The recent decision by the government to impose an additional 5% supplementary duty on mobile service usage and a Tk100 increase in the Value Added Tax (VAT) on SIM connections is expected to have a substantial negative impact on both mobile consumers and the telecommunications industry in Bangladesh.
Higher service prices have historically led customers to reduce their mobile phone usage, resulting in lower revenue collection and decreased contributions to the government treasury.
The increase in VAT on SIM connections, from Tk200 to Tk300, is also likely to deter the growth of new mobile subscribers.
These measures have resulted in the highest mobile service tax rates in South Asia, and coupled with high inflation, they threaten to stifle industry growth and innovation.
At a post-budget press conference held at the Association of Mobile Telecom Operators of Bangladesh (AMTOB) secretariat in Banani, Dhaka, industry representatives voiced their concerns.

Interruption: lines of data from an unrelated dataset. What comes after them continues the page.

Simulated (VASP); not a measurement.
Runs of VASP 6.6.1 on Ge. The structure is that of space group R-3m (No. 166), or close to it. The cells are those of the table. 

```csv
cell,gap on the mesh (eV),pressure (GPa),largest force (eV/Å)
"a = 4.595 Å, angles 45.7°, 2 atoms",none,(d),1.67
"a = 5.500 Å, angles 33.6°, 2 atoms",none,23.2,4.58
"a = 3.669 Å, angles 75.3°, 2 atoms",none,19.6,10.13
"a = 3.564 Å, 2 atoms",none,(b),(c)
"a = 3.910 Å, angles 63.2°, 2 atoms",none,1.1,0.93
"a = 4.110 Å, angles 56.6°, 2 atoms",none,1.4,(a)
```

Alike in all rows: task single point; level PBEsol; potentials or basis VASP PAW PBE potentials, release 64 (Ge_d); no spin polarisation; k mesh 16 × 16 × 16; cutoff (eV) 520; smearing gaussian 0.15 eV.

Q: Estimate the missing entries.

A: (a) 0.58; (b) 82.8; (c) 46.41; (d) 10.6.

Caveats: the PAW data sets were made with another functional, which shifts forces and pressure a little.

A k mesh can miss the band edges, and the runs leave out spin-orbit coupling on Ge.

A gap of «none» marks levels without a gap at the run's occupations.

Taimur Rahman, chief corporate and regulatory affairs officer of Banglalink, said, “The additional taxes will significantly burden consumers and slow down the sector’s growth.”
Shahed Alam, chief corporate and regulatory affairs officer of Robi Axiata, echoed this sentiment, adding, “We have repeatedly requested the government to rationalise mobile sector taxes, but our recommendations have not been reflected in the national budget proposal.”
Hans Martin Henrichsen, chief corporate affairs officer of Grameenphone, expressed concern over the broader economic impact, saying, “The increased tax will have far-reaching effects on the economy, deterring new subscribers and reducing overall mobile usage.”
Lt Col Mohammad Zulfikar (Retd.), secretary general of AMTOB, highlighted the regional disparity in tax rates, noting, “Bangladesh now has the highest mobile service tax rates in South Asia.”
According to data from the Bangladesh Telecommunication Regulatory Commission (BTRC), over 12 crore out of 19.22 crore SIM card holders in the country use the internet. Despite the progress towards a “Smart Bangladesh,” 40 to 45 % of the population remains unconnected.
Bangladesh lags significantly behind neighbouring countries in data usage at the customer level, but there is substantial potential for growth in this sector.
With the new tax imposition, customers will now have to pay Tk139 to avail mobile services worth Tk100, making it the highest in South Asia.
Currently, a mobile internet customer in Bangladesh uses an average of 6.5 gigabytes (GB) of data per month, compared to 27-29 GB per month in neighbouring India.
A review of consumer-level mobile internet service taxes in various countries reveals: Malaysia 6%, Thailand 7%, Nigeria 7.5%, Singapore 9%, Indonesia 11%, Philippines 12%, Cambodia 13%, India 18%, Sri Lanka 23.5%, Nepal 26.2%, Bangladesh 33.25%, and Pakistan 34.5%.
At the initial stage of the “Smart Bangladesh” vision, 42% of the population remains without telecom services.
Among current mobile service users, 63 percent use mobile internet and 54 percent are 4G subscribers. This indicates significant potential for growth, as many users are yet to adopt mobile internet and 4G services.
The additional 5% supplementary duty is expected to generate about Tk1.5 billion in revenue.
This revenue, however, could be achieved by increasing data usage instead of raising levies.
Shahed Alam said, “The current policy contradicts the vision of Smart Bangladesh. A rational tax structure is essential to accelerate economic growth through the continued development of mobile services and increased mobile internet usage at the consumer level.”